• is there some known regression with gcc on armel?

    From Luca Olivetti@21:1/5 to All on Thu Aug 19 09:10:01 2021
    Hello,

    I upgraded a test machine (buffalo linkstation pro/Marvell Orion5x) from
    buster to bullseye, then I rebuilt the dspam[*] deb (since it's been
    dropped by debian since buster, I did the same there).
    The newly built binary doesn't start, complaining of a configuration
    error, the binary built with buster still works.
    I traced the execution with gdb and it doesn't make sense: a function is
    called with a pointer to the configuration struct but inside the
    function it is null.
    I then recompiled it with -O0 instead of the default -O2 and this time
    it works (will try later with -O1).
    I'm not very familiar with gcc, so do you know of any regression with
    gcc optimizations on armel (maybe with some other package needing
    special optimization options)?
    Note that I had to add the "-z muldefs" option to the linker, but I
    don't think that's the problem (the null I saw wasn't a global variable
    but a parameter).

    [*] I know it's a dead project, but it still works and it is
    surprisingly effective and lightweight on such an under powered machine.

    Bye
    --
    Luca

    --- SoupGate-Win32 v1.05
    * Origin: fsxNet Usenet Gateway (21:1/5)
  • From Arnd Bergmann@21:1/5 to luca@ventoso.org on Thu Aug 19 10:10:01 2021
    On Thu, Aug 19, 2021 at 9:03 AM Luca Olivetti <luca@ventoso.org> wrote:

    Hello,

    I upgraded a test machine (buffalo linkstation pro/Marvell Orion5x) from buster to bullseye, then I rebuilt the dspam[*] deb (since it's been
    dropped by debian since buster, I did the same there).
    The newly built binary doesn't start, complaining of a configuration
    error, the binary built with buster still works.
    I traced the execution with gdb and it doesn't make sense: a function is called with a pointer to the configuration struct but inside the
    function it is null.
    I then recompiled it with -O0 instead of the default -O2 and this time
    it works (will try later with -O1).
    I'm not very familiar with gcc, so do you know of any regression with
    gcc optimizations on armel (maybe with some other package needing
    special optimization options)?
    Note that I had to add the "-z muldefs" option to the linker, but I
    don't think that's the problem (the null I saw wasn't a global variable
    but a parameter).

    [*] I know it's a dead project, but it still works and it is
    surprisingly effective and lightweight on such an under powered machine.

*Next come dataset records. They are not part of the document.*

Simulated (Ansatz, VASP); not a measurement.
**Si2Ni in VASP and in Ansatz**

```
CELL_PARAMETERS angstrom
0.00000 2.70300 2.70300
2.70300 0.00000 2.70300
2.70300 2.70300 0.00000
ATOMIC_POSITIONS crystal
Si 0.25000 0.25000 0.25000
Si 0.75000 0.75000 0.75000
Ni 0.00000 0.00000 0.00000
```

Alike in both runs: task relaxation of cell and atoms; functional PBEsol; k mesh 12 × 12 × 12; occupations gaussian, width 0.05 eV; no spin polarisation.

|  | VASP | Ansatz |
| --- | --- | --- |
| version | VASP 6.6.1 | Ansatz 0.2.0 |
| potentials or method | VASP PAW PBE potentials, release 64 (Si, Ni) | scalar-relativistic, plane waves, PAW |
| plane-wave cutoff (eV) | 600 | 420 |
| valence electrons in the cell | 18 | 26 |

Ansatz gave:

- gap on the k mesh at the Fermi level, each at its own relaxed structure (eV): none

    The old Marvell CPUs have a known bug when processing the ldrd/strd instructions on misaligned pointers, which leads to incorrect data
    instead of trapping into the kernel.

    This only happens for incorrect source code that relies on undefined
    behavior, accessing a pointer to a 64-bit 'long long' variable that is
    not naturally aligned. This happens to work on most CPUs including
    all x86 and armv6+, and mostly works on armv5 because the kernel
    works around the undefined behavior by fixing up the load in an
    exception handler.

    openwrt actually carried a patch against gcc for this[1] in the past,
    though with a misleading description (this is only a bug on Marvell
    CPUs, not ARM926, and gcc doesn't seem to do anything it
    shouldn't be allowed for correct source code).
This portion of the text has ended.